Inspirations, deep thoughts, surprising insights, or random ideas on how social media intersects PR.
While reading Chapter 2 I noticed many valid points that hadn’t been brought to my attention before. A lot of these seemed like they should be obvious to most, especially in this profession, but…they’re really not. For example, Robert, the restaurant owner came up with a unique idea to partner with the car dealership. This is a smart approach because these businesses aren’t related but hey…everyone eats, so it worked! Despite the fact that he was beaten out by free sandwiches and salads, Robert, still got his name and his business out there. Like the book said, now that people at least know about his product he can cook up some unique way of getting his soup to his customers, or even people that haven’t had his soup. It’s all about getting your foot in the door so you can be recognized one way or another. It’s easy to create content that is popular and that you know people like but it’s also basically impossible for yours to be seen in a sea of it.

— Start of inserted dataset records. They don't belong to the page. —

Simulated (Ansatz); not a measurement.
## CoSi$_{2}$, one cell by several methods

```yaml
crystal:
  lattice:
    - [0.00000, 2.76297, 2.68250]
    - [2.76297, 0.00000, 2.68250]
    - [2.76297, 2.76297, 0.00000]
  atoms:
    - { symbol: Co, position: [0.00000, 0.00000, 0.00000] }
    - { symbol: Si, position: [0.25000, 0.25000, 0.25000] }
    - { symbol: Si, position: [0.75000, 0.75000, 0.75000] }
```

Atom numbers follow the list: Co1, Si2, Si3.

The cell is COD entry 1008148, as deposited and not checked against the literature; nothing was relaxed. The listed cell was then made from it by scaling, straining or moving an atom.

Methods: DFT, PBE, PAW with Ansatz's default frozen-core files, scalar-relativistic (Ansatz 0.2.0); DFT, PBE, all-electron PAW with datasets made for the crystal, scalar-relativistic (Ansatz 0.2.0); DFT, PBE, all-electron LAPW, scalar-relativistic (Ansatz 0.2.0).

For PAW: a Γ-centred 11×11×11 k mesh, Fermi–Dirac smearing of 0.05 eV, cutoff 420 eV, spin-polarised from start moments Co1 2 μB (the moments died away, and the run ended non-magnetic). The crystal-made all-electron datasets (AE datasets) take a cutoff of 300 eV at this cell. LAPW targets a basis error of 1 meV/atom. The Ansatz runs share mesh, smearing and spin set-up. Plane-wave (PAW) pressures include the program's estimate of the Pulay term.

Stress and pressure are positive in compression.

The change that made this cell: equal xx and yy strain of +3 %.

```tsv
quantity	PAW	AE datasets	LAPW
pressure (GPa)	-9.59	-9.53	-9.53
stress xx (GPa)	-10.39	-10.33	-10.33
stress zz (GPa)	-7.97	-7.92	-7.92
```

One of the strategies that was brought to my attention was the pool place creating blogs. It reminded me of the man who had the winery in the last chapter. They put themselves out there in a less direct way which is why they were noticed. When you think of a pool place, blogging is most definitely not the first thing that comes to mind. Not only did his blogs become popular from this but his product did too. It seems so simple yet if your business isn’t directly related to something, like pools and blogging, then it’s hard to come up with something new that will work in your specific market. By trying this he earned a whole new skill set that he never thought he’d have. He also learned more about the market and how to brand himself online by engaging his potential customers. I had never given much thought into making specific sub categories that haven’t been searched as much. Obviously it’s the best approach but I always thought about how making it specific would make the reach smaller, which doesn’t seem ideal yet, that is what needed to happen for him to have impact whatsoever. “…the only sustainable content strategy has been to find an unsaturated niche and overwhelm the web with so much quality content that search engines discover only you.” Why didn’t I think of this? Even something as simple as adding salt water to the pool search made a drastic difference and that’s not even too specific that it’ll never be searched. Small changes like that can make a world of difference on the web. With everyone being so connected there is always top trends. Breaking away from that even just slightly could be key to getting noticed.